POV: Why your brand should get a billboard

The golden age of advertising returns. In an era of screen fatigue and targeted digital ads, real world surfaces are offering a compelling alternative for world-class storytelling.

It’s hard not to notice a visible shift in out of home advertising at the moment: brands are embracing simplicity with bold visuals, leaning into extreme zooms or tight product crops, and letting clever, concise copy take centre stage. So-called “old media” is making a comeback, and there seems to be more to gawk at on the streets than there has been for years. As Matt Curtis, design director of Uncommon, puts it: “Now we spend our lives looking down at our phones, scrolling through rectangles, I think we’ve rediscovered the joy of looking up.”

Design teams, it seems, have taken note, with billboards being used with greater frequency and newfound confidence. One clear trend is the tendency to say less in OOH communications. Wieden+Kennedy, for example, was confident enough to drop the logo placement in a recent minimal Heinz campaign, highlighting the brand’s slogan – “It Has to Be” instead. Adam&EveDDB cleverly struck out copy altogether in its campaign for Dreamies Cats Will Do Anything,
pushing the billboard format beyond the frame with 3D printed, life-sized cats climbing over a simple studio shot of Dreamies packaging. Just when we thought it couldn’t get more pared back, Amsterdam-based agency TBWA\\Neboko took it a step further by using nothing but a block of colour on billboards for McDonald’s. Simple red and yellow rectangles were fitted with an internal ventilation system that released the subtle scent of the fast food chain’s fries.

“Now we spend our lives looking down at our phones, scrolling through rectangles, I think we’ve rediscovered the joy of looking up.”

Matt Curtis

Although these streetside spectacles are making an impression, the minimalist poster designs driving this OOH resurgence “aren’t anything new”, says Mark Shanley, executive creative director at London ad agency Adam&EveDDB. “They’re actually a return to what posters should be. One simple thought, clearly articulated by great art direction.” Posters of the 60s and 80s marked the creative surge for minimal copy and imagery, an era that’s now widely considered as “the golden age of advertising”, (think Volkswagen’s Think Small campaign). Now, a revival of that spirit is drawing industry attention once again, and it caused quite the stir at Cannes this year.

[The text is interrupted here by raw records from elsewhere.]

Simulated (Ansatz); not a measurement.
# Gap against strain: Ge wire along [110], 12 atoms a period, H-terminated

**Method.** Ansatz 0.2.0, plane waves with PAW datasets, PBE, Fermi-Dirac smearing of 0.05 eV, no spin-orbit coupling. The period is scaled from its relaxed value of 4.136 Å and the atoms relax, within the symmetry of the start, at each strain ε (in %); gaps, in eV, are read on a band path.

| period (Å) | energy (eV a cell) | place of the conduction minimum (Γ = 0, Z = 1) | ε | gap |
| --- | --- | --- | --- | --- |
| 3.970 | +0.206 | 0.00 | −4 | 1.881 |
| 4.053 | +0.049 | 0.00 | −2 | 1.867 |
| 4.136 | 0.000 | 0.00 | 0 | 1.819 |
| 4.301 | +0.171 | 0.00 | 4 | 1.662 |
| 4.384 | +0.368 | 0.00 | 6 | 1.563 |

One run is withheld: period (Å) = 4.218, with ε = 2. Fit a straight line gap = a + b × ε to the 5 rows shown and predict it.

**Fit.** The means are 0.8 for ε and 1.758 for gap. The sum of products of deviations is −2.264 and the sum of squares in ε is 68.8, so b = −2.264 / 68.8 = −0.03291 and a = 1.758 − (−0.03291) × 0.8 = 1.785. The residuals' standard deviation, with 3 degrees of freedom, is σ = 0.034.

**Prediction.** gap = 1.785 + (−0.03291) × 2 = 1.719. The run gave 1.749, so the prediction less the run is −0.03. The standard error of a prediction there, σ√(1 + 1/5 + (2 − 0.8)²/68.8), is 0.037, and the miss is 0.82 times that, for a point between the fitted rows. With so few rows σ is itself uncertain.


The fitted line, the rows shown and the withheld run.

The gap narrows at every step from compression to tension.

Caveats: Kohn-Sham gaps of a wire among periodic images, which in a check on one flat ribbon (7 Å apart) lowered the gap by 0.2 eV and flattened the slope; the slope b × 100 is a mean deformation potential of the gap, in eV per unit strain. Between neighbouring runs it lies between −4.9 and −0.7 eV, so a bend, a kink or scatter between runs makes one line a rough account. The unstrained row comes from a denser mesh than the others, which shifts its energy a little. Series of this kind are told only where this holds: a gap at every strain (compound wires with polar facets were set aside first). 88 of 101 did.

According to Anna Bager, president of the Out of Home Advertising Association: “This year at Cannes, out of home was undeniably front and centre,” and its strong showing wasn’t just down to luck; the format was bolstered by incredibly creative storytelling decisions. One of the prize winners for 2025’s Outdoor Lions category was Prague-based agency VML, with a pared-back campaign for KitKat, Phone Break: a billboard series that communicated its message with a beautifully crafted image alone. No words, no logos.

When something starts winning creative awards, “clients and agencies alike all want a piece of the action”, Mark says. This is something that creative agency Uncommon – experts in the OOH game – have experienced first-hand. It’s also a big reason why Matt Curtis, the studio’s design director, joined Uncommon two and a half years ago. With a host of incredible projects in this area, Matt was drawn in straight away: “I was working for The New York Times Magazine, and I felt [Uncommon] was the only studio doing it this way. At Uncommon we aim to make magazine covers and book covers, but they don’t live on shelves, they live on walls.”

A case in point of this editorial approach is Uncommon’s British Airways billboards, which shows just a slice of logo, as if viewed from the airplane window. Or, more recently, a Depop campaign which features a sole, searching eye, representing the hunt for pre-loved finds.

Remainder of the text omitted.